I think I am getting the idea now.
I have spoken to the previous owner of the BBC Micro and explained about
utilities disk and she tells me she never used it to format her disks. Of
course, she can't remember HOW she used to do it other than she just typed
something in on the keyboard.
Now, I think my problem is this.
As my disks have been formatted for use with a PC, the Beeb can't recognise
them as valid disks so reports "Disk fault 18 at 00/00"

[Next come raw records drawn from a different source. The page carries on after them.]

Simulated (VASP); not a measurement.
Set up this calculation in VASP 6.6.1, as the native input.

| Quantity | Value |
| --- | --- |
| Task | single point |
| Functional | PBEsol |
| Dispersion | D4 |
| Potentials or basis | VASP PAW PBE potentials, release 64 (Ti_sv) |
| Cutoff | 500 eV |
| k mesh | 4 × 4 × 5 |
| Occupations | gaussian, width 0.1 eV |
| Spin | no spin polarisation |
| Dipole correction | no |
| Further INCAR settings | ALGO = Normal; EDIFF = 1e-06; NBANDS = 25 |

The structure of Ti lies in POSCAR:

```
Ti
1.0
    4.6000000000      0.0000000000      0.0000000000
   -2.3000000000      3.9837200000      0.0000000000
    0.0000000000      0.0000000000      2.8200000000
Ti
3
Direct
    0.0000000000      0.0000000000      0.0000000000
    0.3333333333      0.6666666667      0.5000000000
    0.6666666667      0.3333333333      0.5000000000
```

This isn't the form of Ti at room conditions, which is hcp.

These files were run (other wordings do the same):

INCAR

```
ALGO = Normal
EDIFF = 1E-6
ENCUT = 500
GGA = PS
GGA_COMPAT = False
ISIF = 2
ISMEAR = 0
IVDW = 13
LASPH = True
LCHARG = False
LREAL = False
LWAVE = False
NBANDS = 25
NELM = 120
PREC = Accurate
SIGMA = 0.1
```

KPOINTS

My question now is, is there a way to get rid of the stuff (and the
formatting) already on the disk (using the BBC Micro) and then reformat it
for use in my external disk drive? I don't have access to a 5 1/4 drive on
my PC to erase them - only through the Beeb.
Colin Hill
----- Original Message ----- 
From: "Jules Richardson" <julesrichardsonuk@...>
Cc: <bbc-micro@...>
Sent: Thursday, July 14, 2005 12:53 PM
Subject: Re: [BBC-Micro] floppy discs


> On Wed, 2005-07-13 at 23:15 +0100, Colin wrote:
> > Ok, bear with me here as this is getting a little too technical for me
and I
> > perhaps have a too simplistic view of disks and disk drives..
> > I'm going by a PC floppy which you shove in, format it to clear any gunk
on
> > it and have a disk you can use (regardless of what was on it before).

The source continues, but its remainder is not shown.